Is Kerry a Flip-Flopper?

Bush decided to go negative early, launching a $10-million-per-week TV ad onslaught in the battleground states shortly after Kerry clinched the Democratic nomination. The ads were designed to portray Kerry as a waffling liberal who is weak on defense and wants to raise taxes.

Matthew Dowd, the Bush campaign's chief strategist, said the ads accomplished their goal. "The two things voters know about Kerry today more than anything else is that he's a flip-flopper and he's going to raise your taxes."

Oregon and New Mexico appear to be two western states where Bush has a chance to turn up the volume on his libertarian anti-government message that has worked well in other western states.

Oregon has voted Democrat the past four elections, but Gore carried state by less than 7,000 votes in 2000. Early polls showed the state to be a dead heat, with Kerry leading in urban Portland and Bush out in front in the rest of the state, where the anti-tax message has been playing well. In New Mexico, where Gore narrowly won by fewer than a 1,000 votes in 2000, the same anti-tax message might work, but it will be countered by rapid growth in the state's Latino population.

What He Says:
We must "stay the course." —George W. Bush

What He Wants You to Hear:
Keep me in office—I'm not a "flip-flopper."

But Don't Forget...
My course led us into the war in Iraq.

Bush can also try to steal some heartland states that went Democrat in 2000. Gore won Iowa and Wisconsin together by 9,200 votes, so either one could slip into Bush's hands in 2000 with a strong family-values message. The same strategy could apply to Michigan and Minnesota, although the large urban areas in Detroit and the Twin Cities make a shift less likely. Nader had a particularly strong showing in Minnesota in 2000, siphoning off 127,000 votes from Gore. Nader could be a big factor in tilting any of these states towards Bush this year if Nader can make himself heard on the issues without the benefit of the huge ad budgets the major party candidates have.

The "flip-flopper" ad campaign gained a lot of traction for Bush in the battleground states until it was drowned out by a nasty wave of insurgent fighting in Iraq, the noise of the 9/11 Congressional hearings, and the Abu Ghraib prison scandal—a series of events that put the Bush campaign in crisis mode and sent his approval ratings to the lowest point in his presidency.

Who's John Kerry?

Despite this opening, Kerry has had a difficult time taking advantage of the President's problems in Iraq. When the turmoil of the war dominates the news, it shoves everything else to the back burner, including Kerry's efforts to introduce himself to voters and unveil his policy initiatives.

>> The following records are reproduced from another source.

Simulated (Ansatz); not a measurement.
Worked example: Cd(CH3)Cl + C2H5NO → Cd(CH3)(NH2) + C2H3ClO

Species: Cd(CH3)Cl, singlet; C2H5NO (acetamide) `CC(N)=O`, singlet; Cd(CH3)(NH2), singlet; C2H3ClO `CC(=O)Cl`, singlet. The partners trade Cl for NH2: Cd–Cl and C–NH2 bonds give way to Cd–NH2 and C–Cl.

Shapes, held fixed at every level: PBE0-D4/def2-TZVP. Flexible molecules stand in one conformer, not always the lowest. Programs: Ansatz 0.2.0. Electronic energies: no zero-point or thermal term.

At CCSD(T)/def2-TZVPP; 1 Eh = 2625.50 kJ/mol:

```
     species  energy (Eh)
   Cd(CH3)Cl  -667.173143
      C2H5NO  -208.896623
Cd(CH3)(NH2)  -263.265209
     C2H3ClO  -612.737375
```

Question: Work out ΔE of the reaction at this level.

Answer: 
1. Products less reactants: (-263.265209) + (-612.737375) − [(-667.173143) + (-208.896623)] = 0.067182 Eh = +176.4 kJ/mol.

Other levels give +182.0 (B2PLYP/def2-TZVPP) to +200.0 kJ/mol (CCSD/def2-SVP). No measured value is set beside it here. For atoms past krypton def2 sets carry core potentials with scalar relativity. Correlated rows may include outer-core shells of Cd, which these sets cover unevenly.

Kerry spelled out his plan to cut the budget deficit in half on the same day Iraqi insurgents launched a series of attacks that captured parts of three cities and killed several U.S. soldiers. The policy speech was relegated to the inside of most papers and virtually ignored by the network news.

Two key prongs of Kerry's strategy depend on being able to turn attention away from the war and back to domestic and economic issues. Kerry has been trying to focus on the loss of jobs even in the midst of recovery to swing several key states his way, including Ohio, West Virginia, Michigan, and Pennsylvania.

The best demographic trend for Kerry is the rapid growth in the nation's Latino population, which could help him make inroads in Florida, Arizona, Colorado, and Nevada.

What He Says:
"This administration has a truth deficit, not just a fiscal deficit." —John Kerry

What He Wants You to Hear:
Bush knew there were no WMDs in Iraq and sent us to war anyway. And he can't balance the budget.

But Don't Forget...
I supported the war, but not the funds to pay for it.

Although Kerry's official fundraising total is only two-thirds of what Bush has raised, total spending on TV advertising has been relatively even if you count ads supplemented by Democratic political activist groups such as MoveOn.org and the Media Fund.

One of the ads questions why the Bush administration has spent $7 billion on Iraq: "Shouldn't America be his top priority?" Another shows a factory with Chinese characters on the smokestack and suggests that Bush's policies have led to the export of American jobs.